Bombing Hiroshima : 70 years of controversy
by Dominique Chabrol
US President Harry Truman did not hold back on using the atomic bomb on the Japanese cities of Hiroshima and Nagasaki in August 1945.
To do so he had to overrule many US military chiefs who opposed the bombing.
The real motives for the only nuclear strikes in history are still the subject of debate 70 years on.
There is no doubt though that, whether military strategy or "atomic diplomacy", the August 6, 1945 destruction of Hiroshima signalled the start of 40 years of confrontation between the United States and the Soviet Union.
Truman, newly inaugurated as president, was clear that the weapon should be used if Japan refused to surrender.
Informed in late April 1945 of the potential of the new weapon, which had been perfected in US laboratories, he ordered that it be prepared for use against Japan after a successful test on July 16 in the New Mexico desert.
The war in the Pacific had taken four years and the Americans had already lost 100,000 soldiers, including more than 12,000 between March and June 1945 in the Battle of Okinawa.
Japanese kamikaze planes had demonstrated they were prepared to go to any lengths rather than surrender.
Truman believed that dropping the A-bomb would end the war and save the lives of between 500,000 and one million US and allied soldiers, according to Washington strategists.
It would also halt Japanese atrocities against prisoners of war and civilian populations throughout Asia.
But many senior military officials challenged that argument, saying there was no military justification for use of the bomb.
In late April General Dwight Eisenhower, the chief of allied forces in Europe, spoke of his "grave misgivings" when Secretary of War Henry Stimson informed him that a nuclear strike was near.
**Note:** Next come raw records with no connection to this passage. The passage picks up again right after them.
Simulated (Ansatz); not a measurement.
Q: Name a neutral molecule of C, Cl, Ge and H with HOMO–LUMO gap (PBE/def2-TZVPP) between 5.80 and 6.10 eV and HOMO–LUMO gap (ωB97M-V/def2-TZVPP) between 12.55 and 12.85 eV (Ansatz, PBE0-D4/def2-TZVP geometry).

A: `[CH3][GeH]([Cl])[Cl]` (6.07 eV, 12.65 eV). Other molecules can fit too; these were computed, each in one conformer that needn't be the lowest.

"First on the basis of my belief that Japan was already defeated and that dropping the bomb was completely unnecessary," he wrote later.
"And second because I thought that our country should avoid shocking world opinion by the use of a weapon whose employment was, I thought, no longer mandatory as a measure to save American lives."
Top US military officials also pointed to the effect of massive conventional bombings on Japanese cities, which wrought as much damage as could be expected from the A-bomb.
On March 9-10, 1945 at least 80,000 died from US firebombing raids on Tokyo, for example.
- Asserting US power -
But diplomatic considerations also weighed heavily on the US decision to drop the bomb.
Truman had taken a tougher line with Soviet leader Joseph Stalin, who had profited from the weakening of his predecessor Franklin Roosevelt during his last months in office to extend Soviet influence in Europe.
The A-bomb thus became a tool to assert US power and put the brakes on the Soviet advance.
For many historians, the Hiroshima bombing signalled the start of a long struggle between the two new superpowers.
"It is difficult not to ask the question: The capitulation signed on September 2 ... was it really the end of a long nightmare or the beginning of the Cold War," said Andre Kaspi, a French specialist in US history.
After the bombing of Hiroshima, which killed 140,000 people by the end of the year, Nagasaki was hit three days later, killing another 70,000.
Newspapers at the time suggested that a desire for revenge formed part of the US decision.
Since the surprise December 1941 Japanese attack on Pearl Harbour and the destruction of part of the US fleet, Japan was seen as a treacherous foe with whom any agreement was impossible.
Thousands of US soldiers continued to die every day in the Pacific and the liberation of the death camps in Europe had just revealed the extent of abuses by the Axis powers against civilians.
"Compassion was not the order of the day. Truman did not have any choice," Kaspi said.